LONDON – American and British regulators said on Monday that derivatives trading and clearing activities between the United States and the United Kingdom won’t be affected by a no-deal Brexit after a series of joint measures were agreed to ensure trading continuity.
The US Commodity Futures Trading Commission (CFTC), the Bank of England (BoE) and the UK Financial Conduct Authority (FCA) said they had agreed to coordinate to ensure smooth market functioning if Britain leaves the European Union (EU) on March 29, as currently scheduled, whether or not a deal is agreed.
The CFTC said it will extend the regulatory relief currently granted to EU firms to UK firms at the moment of Brexit.
Meanwhile, British authorities have confirmed that US firms will continue to be able to provide services in the UK under a temporary recognition regime in the case of a no-deal Brexit, ahead of permanent rulings on regulatory equivalence.

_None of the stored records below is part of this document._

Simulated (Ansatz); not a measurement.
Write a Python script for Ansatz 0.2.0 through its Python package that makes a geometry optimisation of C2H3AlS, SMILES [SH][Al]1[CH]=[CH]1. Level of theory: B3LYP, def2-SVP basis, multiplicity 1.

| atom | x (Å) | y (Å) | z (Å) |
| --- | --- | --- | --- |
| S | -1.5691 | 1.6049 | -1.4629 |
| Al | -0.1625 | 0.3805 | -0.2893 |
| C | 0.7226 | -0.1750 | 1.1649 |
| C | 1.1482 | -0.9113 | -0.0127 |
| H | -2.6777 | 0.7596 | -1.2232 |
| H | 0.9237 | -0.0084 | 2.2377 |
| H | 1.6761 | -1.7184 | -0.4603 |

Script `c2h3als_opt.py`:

“London is, and will remain, a global center for derivatives trading and clearing,” CFTC Chairman J. Christopher Giancarlo said. “I am pleased to announce these important measures. They provide a bridge over Brexit through a durable regulatory framework upon which the thriving derivatives market between the UK and the US may continue and endure.”
The agreement was welcomed by Philip Hammond, the UK’s treasury chief.
“The action we have taken today with our partners in the US will ensure that markets can continue to thrive without disruption, and is yet another example of the special relationship between our two countries,” Hammond said.
The prospect of a no-deal Brexit initially raised concerns that trillions of pounds worth of derivative contracts would have to be moved from London to continental Europe, harming market liquidity. However, European regulators last week assured derivatives traders within the EU that they would give immediate formal recognition to the largest London clearing houses in the case of a no-deal Brexit.